With budgets decreasing and the cost of business going up, reviewing your pricing strategy is more important than ever before. However, if it’s been a while since you last reviewed your pricing – or you never have – you may not know where to start.
To help you step through the details, our business advisers share pricing strategy tips, benefits and how a pricing strategy can drive profitability, mitigate risk and decrease costs.
What is a pricing strategy?
A pricing strategy is more than setting prices or defining margins. It’s the method to how you price your product or service to maximise profits, create value, drive demand, and outperform your competitors.
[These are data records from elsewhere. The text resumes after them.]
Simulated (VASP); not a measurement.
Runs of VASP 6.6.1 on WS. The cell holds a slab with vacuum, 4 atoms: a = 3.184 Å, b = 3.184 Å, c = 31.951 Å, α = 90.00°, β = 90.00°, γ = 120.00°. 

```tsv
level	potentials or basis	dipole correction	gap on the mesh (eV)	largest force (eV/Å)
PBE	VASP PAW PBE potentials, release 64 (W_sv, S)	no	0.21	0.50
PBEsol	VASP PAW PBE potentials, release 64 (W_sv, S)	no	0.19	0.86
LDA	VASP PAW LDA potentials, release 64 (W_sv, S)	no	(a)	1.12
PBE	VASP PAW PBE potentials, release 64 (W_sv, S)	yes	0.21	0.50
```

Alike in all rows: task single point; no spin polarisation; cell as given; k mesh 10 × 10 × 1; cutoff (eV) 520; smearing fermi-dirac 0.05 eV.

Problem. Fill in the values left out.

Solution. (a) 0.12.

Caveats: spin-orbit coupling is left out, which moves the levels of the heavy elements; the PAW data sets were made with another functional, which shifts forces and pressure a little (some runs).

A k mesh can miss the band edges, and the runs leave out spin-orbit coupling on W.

While there’s a lot that goes into a pricing strategy, it needs to be specific to your business and be directly linked to your business and revenue goals. This ensures your pricing is supporting your business strategy and driving growth in the areas you need.
What benefits are gained by regularly reviewing your pricing strategy?
Just as costs change over time, so too should your pricing strategy. By regularly reviewing your pricing strategy, you can:
- Understand your true profit per sale
- Identify growth and revenue opportunities
- Discovery margin leaks and decreases
- Uncover cash flow impacts and roadblocks
- Better position your product / service in the market
By identifying your projected profit for each sale, you can also better plan and manage external impacts such as supply shortages, labour increases and other unknown setbacks. Quite often businesses are unknowingly undercharging products and services, directly impacting cash flow and creating trading losses.
What should trigger a pricing strategy review?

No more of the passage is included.